Douglas presents the reader with a true story directly demonstrating some of the many negative sides of slavery. Twain makes no direct commentary on the instution of slavery, but rather presents a picture of life that includes slavery and absurdity, sometimes in combination.
One work is polemical, the other artistic.
I do not think it argues better, but I think it argues differently. Douglass is very persuasive because of his matter of fact method of describing slavery and his honest divulgence of his own thoughts and feelings in beautiful language. Twain is more clever, creating a satire of racism.
I think another way to think of it may be perhaps that Huck Finn is a fictional story, that has many entertaining and adventurous events in it. The reader gets sucked in to the story and enjoys themselves while reading it, and before they know it, they may be attached to Huck and Jim and what happens to them. "The Narrative of the Life of Frederick Douglass" is more serious, more straightforward, and while it is one of the most powerful pieces of abolitionist material out there, Huck Finn may reach a larger audience because the reader is looking for an entertaining story.
Huck gives a first person account of his feelings toward Jim and how he isn't just property, but a person who thinks, feels, and dreams. Huck has only known one way in the south: white people live free and they own black people. It's never been any other way for him, which makes his change of opinion and position that much more powerful. He states that if setting Jim go free will land him in Hell, then he'll just go to Hell. That's a powerful statement.
Well, to be honest, I don't think it does. I think Douglass was influential as an abolitionist for a reason, or several reasons.

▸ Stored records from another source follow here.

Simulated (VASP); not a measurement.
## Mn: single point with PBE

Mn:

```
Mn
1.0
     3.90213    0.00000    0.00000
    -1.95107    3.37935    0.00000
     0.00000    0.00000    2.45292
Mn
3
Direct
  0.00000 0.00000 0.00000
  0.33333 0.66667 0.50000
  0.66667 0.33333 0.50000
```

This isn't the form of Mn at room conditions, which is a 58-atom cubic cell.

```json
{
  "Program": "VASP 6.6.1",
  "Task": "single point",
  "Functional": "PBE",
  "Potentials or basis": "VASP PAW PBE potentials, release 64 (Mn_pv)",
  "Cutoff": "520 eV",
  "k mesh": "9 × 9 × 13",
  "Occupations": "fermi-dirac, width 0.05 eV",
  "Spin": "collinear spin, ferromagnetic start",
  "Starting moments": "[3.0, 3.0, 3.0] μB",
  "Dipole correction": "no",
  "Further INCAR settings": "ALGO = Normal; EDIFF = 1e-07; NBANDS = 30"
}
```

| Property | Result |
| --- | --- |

But…if I had to make this argument, I'd say it is superior because of the extended relationship between Jim and Huck, and, specifically, because of the way Huck changes positions throughout the book. He's so charming as a viewpoint character that he carries the reader along with him. That means that when he sees Jim as inferior, the reader starts there. When Jim is humanized through his care for his children, the reader cares more about Jim…and all Blacks are more made more human. And, when Huck comes around to supporting freedom, the reader is carried along.